Morphing objects and uncomfortable gazes: By playfully subverting cinematic tropes, Melanie Ebenhoch likes to toy with the viewers of her paintings.
Although known for her meticulous, almost dulcet painting style, designating Melanie Ebenhoch as just a painter seems like an understatement. In fact, in her multi-faceted practice, she often creates stage-like scenes and turns the tables on the viewer by drawing on cinematic archetypes. In conversation with Kathrin Heinrich, she explains why suspense is a basic need for her and what fascinates her about old horror movies. Accompanied by photos by Marie Häfner.
Your most recent works »Sweet Dreams and Satan in Skirts 1952« combine central aspects of your multi-media practice: the large circular painting, the appropriated film poster, the spatial arrangement. Originally, you studied painting. How did your practice evolve from there?
After a couple of years of studying at Angewandte, where I only painted on canvas, I went to the Netherlands to study Dutch painting. But I ended up not even touching a paintbrush for five years. All the workshops were open for experimentation, there was glassblowing, all kinds of things. At Sandberg Instituut, I read a lot and wrote, made videos, dabbled in interior design and worked very conceptually. In my time there, I had almost forgotten that my main practice is based around painting.
So, what made you remember?
Back in Vienna, I worked on frescoes on three-dimensional supports with Titania Seidl and right after that I started making reliefs. As I was contemplating to print on the surface, my boyfriend at the time reminded me: You can paint, right? And I was like—Oh yeah, right!

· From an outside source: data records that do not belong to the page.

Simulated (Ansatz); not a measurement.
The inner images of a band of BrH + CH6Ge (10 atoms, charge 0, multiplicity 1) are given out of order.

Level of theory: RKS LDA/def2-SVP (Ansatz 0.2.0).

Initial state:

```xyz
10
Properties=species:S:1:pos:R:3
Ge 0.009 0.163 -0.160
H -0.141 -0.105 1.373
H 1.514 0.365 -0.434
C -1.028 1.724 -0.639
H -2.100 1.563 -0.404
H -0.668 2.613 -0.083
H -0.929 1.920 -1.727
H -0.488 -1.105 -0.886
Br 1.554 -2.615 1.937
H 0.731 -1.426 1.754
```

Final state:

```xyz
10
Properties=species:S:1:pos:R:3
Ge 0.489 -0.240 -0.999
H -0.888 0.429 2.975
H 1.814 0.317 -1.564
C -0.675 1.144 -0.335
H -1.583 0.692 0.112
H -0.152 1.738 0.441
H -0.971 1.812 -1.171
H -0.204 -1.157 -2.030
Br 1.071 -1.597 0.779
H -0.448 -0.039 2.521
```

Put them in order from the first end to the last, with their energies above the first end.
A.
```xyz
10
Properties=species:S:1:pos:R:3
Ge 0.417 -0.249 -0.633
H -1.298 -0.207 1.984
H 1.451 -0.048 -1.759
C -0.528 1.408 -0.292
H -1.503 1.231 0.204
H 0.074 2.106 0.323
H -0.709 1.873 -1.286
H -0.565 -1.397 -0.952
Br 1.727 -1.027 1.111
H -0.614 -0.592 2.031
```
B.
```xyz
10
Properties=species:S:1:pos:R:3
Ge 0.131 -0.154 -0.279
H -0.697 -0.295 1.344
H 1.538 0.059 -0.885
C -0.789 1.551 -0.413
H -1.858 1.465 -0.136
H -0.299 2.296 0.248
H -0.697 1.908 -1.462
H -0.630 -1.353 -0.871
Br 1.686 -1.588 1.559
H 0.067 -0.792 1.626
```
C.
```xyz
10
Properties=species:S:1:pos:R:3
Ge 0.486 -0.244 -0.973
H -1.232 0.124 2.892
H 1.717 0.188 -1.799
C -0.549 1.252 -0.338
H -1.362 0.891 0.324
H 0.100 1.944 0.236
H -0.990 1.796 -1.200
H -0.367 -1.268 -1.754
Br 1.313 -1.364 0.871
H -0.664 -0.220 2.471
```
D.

»Satan in Skirts 1952« riffs on the B-movie aesthetics of the eponymous 1950s picture. Have you always had a penchant for the cinematic?
I remember being bored with the books I had to read as a child. That really changed when I discovered Stephen King at age 10. Many of his novels have been adapted into cult films. Now, it’s fun to pick up these classic film tropes that everybody knows and relates to, like going to ›get cigarettes‹. In my gallery show at Martin Janda last year, I placed the phrase on a poster in a film noir kind of setting. I took a picture in bright daylight in a park in Vienna, when I was out on a walk with a friend and edited the image in a film technique called »Day for Night«, so the atmosphere would resemble moonlight. I like how the resulting image pretends to be this grim scene, while it really isn’t.
What other filmic references do you draw on?
All my favorite films have a connection to old myths, folklore, and fairytales, as I’ve come to realize. Many of them are actually versions of the Bluebeard tale, a motif that was also called »women in peril«—the various iterations span from cheap B-movies like the Hammer Films to glossy Hollywood productions and many great directors had hand in them. The scene depicted in »Paulina« for example, a painting in one of the chimneys, is straight from »Horror of Dracula«. Aesthetically, I draw on the color schemes and light situations that I see in technicolor films and the melodramas of Douglas Sirk for instance.
I’m also reminded of Hitchcock and his heroines.
Viewers draw the connection to Hitchcock films a lot, especially his characteristic point of view shots. Motives closely related to the domestic become essential to the visual narrative—doorknobs, windows, hallways—so their meaning is always shifting. Similarly, in my works, objects morph to the best of their efforts: a hat, an eye, a nipple? The viewer thus becomes part of the concept, of this suspense that just leaves you hanging in the air. There’s also this strong identification with the main character through the importance of the gaze.
Many of the iconic movie directors of the 20th century have come under criticism for their treatment of female actors and the employment of sexist stereotypes, especially Alfred Hitchcock. Does this play a role for you in referencing them?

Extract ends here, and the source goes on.